Independent Workplace Investigations
The need for independent workplace investigations has experienced exponential growth. They are carried out for a varierty of different reasons.
For example, a Board might need to indepedently investigate serious misconduct complaints about a director/shareholder; sometimes just as matter of good corporate governance, or to help counter potential allegations of unfair prejudice where the director concerned is also a shareholder and is therefore subject to good leaver/bad leaver provisions in a shareholders agreement.
In addition, independent workplace investigations are commonly undertaken when an organisation receives a serious discrimination, bullying, or whistleblowing complaint made by an employee which could result in both adverse publicity, and high value litigation.

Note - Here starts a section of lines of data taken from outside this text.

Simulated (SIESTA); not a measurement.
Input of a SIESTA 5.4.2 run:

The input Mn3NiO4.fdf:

For regulated organisations having complaints dealt with both expeditiously and externally can help prevent a regulator from commencing its own formal investigation.
An important consideration with regards to managing an investigation either in-house, or externally, is that the business will not be able to claim legal privilege for most aspects of the investigation. Even if it is carried out by in-house lawyers there are limits as to the extent which legal advice privilege can be claimed.
Organisations need to be mindful that any work carried out by auditors, forensic accountants will generally not be privileged.
So, the starting point for any independent investigation is for the organisation to define which of its employees will be “the client” for the purposes of communicating with external lawyers and accessing confidential documents. The group is likely to be restricted to just a few directors and key personnel. By doing so it helps to control the dissemination of advice thereby helping to protect legal advice privilege.
Instructing private investigators needs to be undertaken with extreme caution. Done without good reason, and without appropriate authorisations may lead organisations to fall foul both of the law and breach the Information Commissioner’s Guidance.
Depending on the nature of an investigation, organisations will need to consider which employees need be informed about it. In some instances where the matter is serious and potentially extremely newsworthy, then the entire organisation may need to be forewarned if only to head off rumour and speculation, remind staff about their duty of confidentiality, and to preserve documents.
In terms of interviewing employees, thought needs to be given about who to interview. As a general rule it is generally advisable to start with the most junior employees and move up the hierarchy. How much information should an interviewee be given in advance of any meeting? Some employees are often reticent about being interviewed unless they are provided with all the questions in advance. What documents will these employees need to refer to, and how far in advance should any information be provided especially where documents are sensitive?
With regards to drafting an investigation report it is worth thinking about whether to have initial conversations first about potential findings before any final non-privileged document is created. The report should only be shared with individuals who are properly regarded as the client. If it does need to be shared with third parties then thought should be given to securing a limited waiver of privilege.